Court Gives Cable TV Giants Room to Grow
Rips FCC limit on subscribers as "egregious," "arbitrary and capricious."
Aug. 28, 2009 — -- Comcast has won a major legal battle to erase limits on the size of pay TV companies.
A federal court today sided with Comcast and tossed out an FCC cap on the percentage of TV subscribers that can be served by any one company.
The largest cable provider in the nation had argued it was an unconstitutional violation of free speech rights for the FCC to forbid cable companies from serving more than 30 percent of the subscribers in the United States.
A three-judge panel of the U.S. District Court of Appeals for the District of Columbia Circuit agreed in a strongly worded opinion that cast the FCC limit as "egregious" as well as "arbitrary and capricious."
The FCC had set the rules early in the Clinton administration as an effort to prevent any single provider from altogether taking over the pay TV market. But the judges argued cable companies are no longer the only game in town for expanded TV services.
"Much has changed in the subscription television industry since 1993," Judge Douglas Ginsburg wrote for the court. "The number of networks has increased five-fold and satellite television companies, which were bit players in the early '90s, now serve one-third of all subscribers."

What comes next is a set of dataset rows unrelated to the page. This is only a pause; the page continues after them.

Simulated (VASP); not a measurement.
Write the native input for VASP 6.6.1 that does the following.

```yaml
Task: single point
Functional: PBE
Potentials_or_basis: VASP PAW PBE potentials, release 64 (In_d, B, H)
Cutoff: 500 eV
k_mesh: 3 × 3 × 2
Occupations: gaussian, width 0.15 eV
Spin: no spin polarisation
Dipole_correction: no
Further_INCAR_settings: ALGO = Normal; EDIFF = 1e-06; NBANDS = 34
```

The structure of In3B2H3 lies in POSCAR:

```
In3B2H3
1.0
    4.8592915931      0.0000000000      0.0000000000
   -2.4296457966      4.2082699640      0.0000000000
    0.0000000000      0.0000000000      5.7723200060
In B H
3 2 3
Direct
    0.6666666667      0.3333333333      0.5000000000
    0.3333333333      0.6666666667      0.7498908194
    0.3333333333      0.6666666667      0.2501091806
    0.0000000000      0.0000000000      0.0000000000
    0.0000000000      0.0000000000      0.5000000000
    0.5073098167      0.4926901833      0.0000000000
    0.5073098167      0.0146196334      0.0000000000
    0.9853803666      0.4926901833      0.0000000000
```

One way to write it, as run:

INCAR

Ginsburg also noted fiber optic video providers have emerged and "grown in market share."
The court had kicked the rules back to the FCC in 2001, asking the agency to recognize that the cable industry was starting to feel the heat from satellite providers.
"We expressly instructed the agency ... to consider fully" that competition, Ginsburg wrote. The FCC's "dereliction" in not doing so, he wrote, was "particularly egregious."
"The 30 percent subscriber cap has limited the ability of cable operators to communicate with the public for some 16 years, despite our determination eight years ago that a prior version of the rule was unconstitutional," Ginsburg wrote.